But insurance experts say it’s a dangerous sign. Last year, private insurance companies gave the FAIR Plan $1 billion to stay solvent and help pay customer claims from the Los Angeles fires. Industry observers told KQED that a large fire could wipe out the FAIR Plan’s reserves.

“I’m on the un-FAIR plan,” former Los Angeles Mayor Antonio Villaraigosa said at a forum held by the California Association of Realtors in March. “If my house [burns] down, I won’t be able to get a fraction rebuilding that house.”

If homeowners do need to rebuild — the need to do it faster and cheaper, as well as to create new housing — is one issue candidates across the aisle agree upon. A study published last year by the research group RAND showed California is the most expensive state to construct apartments. Candidates repeatedly mentioned that finding as an argument to bring down the cost to build market-rate and subsidized homes.

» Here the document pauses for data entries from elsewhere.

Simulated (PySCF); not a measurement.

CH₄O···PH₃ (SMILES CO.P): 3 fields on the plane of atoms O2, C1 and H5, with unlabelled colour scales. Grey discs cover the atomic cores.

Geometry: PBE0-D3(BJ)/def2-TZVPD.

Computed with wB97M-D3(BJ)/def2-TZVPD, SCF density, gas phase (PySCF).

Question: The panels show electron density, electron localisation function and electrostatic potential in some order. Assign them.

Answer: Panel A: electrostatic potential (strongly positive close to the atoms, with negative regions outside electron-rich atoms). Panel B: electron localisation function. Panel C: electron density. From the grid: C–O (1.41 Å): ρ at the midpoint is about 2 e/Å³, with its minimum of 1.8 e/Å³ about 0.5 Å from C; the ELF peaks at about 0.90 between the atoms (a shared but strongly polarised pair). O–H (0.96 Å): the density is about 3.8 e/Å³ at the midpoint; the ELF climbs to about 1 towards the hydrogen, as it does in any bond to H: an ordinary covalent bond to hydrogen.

It’s also an issue that’s received interest from the California Legislature, as well as Congress. A federal bill with bipartisan support is slowly making its way to the White House, which would incentivize manufactured housing projects across the country. In California, lawmakers are working on a package of bills that would support the industry locally.

Oakland Assemblymember Buffy Wicks is spearheading California’s bill package, which focuses on making it easier to get factory-built housing off the ground. The Democrat said it’s an innovation that hasn’t been widely successful because there hasn’t been steady support from the building industry.

“These fights are so hard politically,” she said. “I want someone, in terms of my next governor, who has the spine of steel to take those fights head on and to prioritize housing as where they are going to spend their political capital.”

Wick hasn’t endorsed any candidate in the race so far. But Democratic candidates Katie Porter, billionaire Tom Steyer and former state attorney general Xavier Becerra have all argued that modular and factory-built construction could hasten building timelines and streamline the process.

Tom Steyer, Democratic gubernatorial candidate for California, left, and Katie Porter, Democratic gubernatorial candidate for California, during a gubernatorial debate at KRON Studios in San Francisco, California, on April 22, 2026. California will hold its primary election on June 2, where the top two finishers advance to the general election in November regardless of party affiliation. (Jason Henry/Nexstar via Bloomberg)

Other candidates are focusing on what the state can do now to incentivize and ease the path of traditional building methods.

State Superintendent Tony Thurmond has campaigned on building 2 million affordable homes on school district-owned surplus property. Riverside County Sheriff Chad Bianco wants to end the “over-regulation of our building industry.”

British American political commentator Steve Hilton and Mahan, mayor of San Jose, have both talked about capping fees that cities often impose on developers to offset the impact of new development. A recent study from UC Berkeley’s Terner Center for Housing Innovation found that these “impact” fees contribute to less than 5% of total development costs, but can nonetheless deter it.

In recent years, the state legislature has passed modest reforms, but Hilton has argued for a more straightforward fix: capping fees at 3% of a project’s construction costs.

“We’ve had hundreds of bills on this in the past few years, and it’s barely moved the needle,” Hilton said at a March forum. “A secret exemption here and a little incentive there, and it just makes it more and more complicated, more and more bureaucratic.”

Steve Hilton and Matt Mahan participate in the California gubernatorial candidate debate on Feb. 3, 2026, in San Francisco. (Laure Andrillon/AP Photo)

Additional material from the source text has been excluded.